Now, suppose that when a new link *e*^{(h,j)}=(*x*,*y*)^{(h,j)} was added at the *h*-th step, nodes *x* and *y* switch to belong to the same connected component for the first time. For arbitrary *h*^{′}≥*h*, since \(\phantom {\dot {i}\!}c\left (x ;G^{(h', j)}\right) = c\left (y ;G^{(h', j)}\right)\), we can obtain the following relation:

$$ cnc_{3}^{(h', j)}(x) - cnc_{3}^{(h', j)}(y) = cnc_{3}^{(h-1, j)}(x) - cnc_{3}^{(h-1, j)}(y). $$

(12)

Thus, by maintaining the partial summation \(cnc_{3}^{(h', j)}(x)\) for a head node *x* of each connected component and keeping the difference values such as \(cnc_{3}^{(h-1, j)}(x) - cnc_{3}^{(h-1, j)}(y)\) for the other nodes in the component, we can obtain the final summation values, such as \(cnc_{3}^{(H, j)}(y)\), by using Eq. (12). Note that the computational complexity of obtaining \(cnc_{3}^{(h, j)}(v)\) for every \(v \in {\mathcal {V}}\) is *O*(*N*) and that of updating these difference values is *O*(*N* log*N*) because these updates can be done together with the above node renumbering processes. Therefore, since we need to shuffle and examine all of the links at the *j*-th simulation, the total computational complexity of our proposed algorithm becomes *O*(*J*(*L*+*N* log*N*)). Algorithm 1 and Fig. 4 show the details of the algorithm of connectedness centrality. In Algorithm 1, *delta* has two meanings: for the head node *s* of a connected component at step *h*, *s*.*d**e**l**t**a* indicates the partial sum of reachable nodes \(cnc_{3}^{(h-1,j)}(s)\); for the other appearing node *x*, *x*.*d**e**l**t**a* indicates the difference value of the partial summation of the reachable nodes between node *x* and its head node *s*, \(cnc_{3}^{(h,j)}(x)-cnc_{3}^{(h,j)}(s)\).
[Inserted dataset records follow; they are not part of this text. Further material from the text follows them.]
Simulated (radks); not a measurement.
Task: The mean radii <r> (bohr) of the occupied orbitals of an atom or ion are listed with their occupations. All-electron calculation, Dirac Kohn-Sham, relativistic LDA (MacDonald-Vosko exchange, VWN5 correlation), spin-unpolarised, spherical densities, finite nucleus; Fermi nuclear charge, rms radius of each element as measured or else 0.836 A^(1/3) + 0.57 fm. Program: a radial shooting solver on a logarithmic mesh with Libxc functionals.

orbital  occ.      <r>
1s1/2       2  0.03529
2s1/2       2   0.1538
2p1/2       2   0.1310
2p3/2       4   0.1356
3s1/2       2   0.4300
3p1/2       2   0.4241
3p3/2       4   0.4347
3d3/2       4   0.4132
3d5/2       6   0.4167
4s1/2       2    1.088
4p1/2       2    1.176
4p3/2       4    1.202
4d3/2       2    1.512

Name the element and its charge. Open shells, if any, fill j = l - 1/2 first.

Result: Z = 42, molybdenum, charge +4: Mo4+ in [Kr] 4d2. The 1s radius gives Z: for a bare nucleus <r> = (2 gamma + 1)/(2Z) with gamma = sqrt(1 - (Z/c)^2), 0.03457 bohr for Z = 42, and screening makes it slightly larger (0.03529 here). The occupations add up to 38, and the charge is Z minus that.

### Group connectedness centrality

Although we can extract high-connectedness nodes using our connectedness centrality, these nodes gather unevenly in some parts of the network because of focusing on whether or not they belong to the large connected component. Actually, as shown in “Results of connectedness centrality: *c**n**c*_{3}(*v*)” section, the top 1000 nodes of the connectedness centrality ranking are located near each other. This tendency is impractical for the purpose of estimating evacuation facility locations. To overcome this shortcoming, we enhance the notion of our connectedness centrality, called group connectedness centrality.

In group connectedness centrality, connectedness of the node set \({\mathcal {R}}\) is defined as:

$$ cnc_{1}({\mathcal{R}}) = \int_{0}^{1} \sum_{\mathbf{x} \in \{0, 1\}^{|{\mathcal{E}}|}} |c({\mathcal{R}} ;G_{\mathbf{x}})| q(\mathbf{x}; s) r_{1}(s) ds, $$

(13)

where \(c({\mathcal {R}} ;G_{\mathbf {x}}) = \bigcup _{r \in {\mathcal {R}}}c(r ;G_{\mathbf {x}})\) stands for the number of reachable nodes from whichever of \(r \in {\mathcal {R}}\).

Similarly to connectedness centrality, we compute the integration of *s* by the summation of *H*+1 equal interval points and set *r*(*s*) to be a uniform distribution.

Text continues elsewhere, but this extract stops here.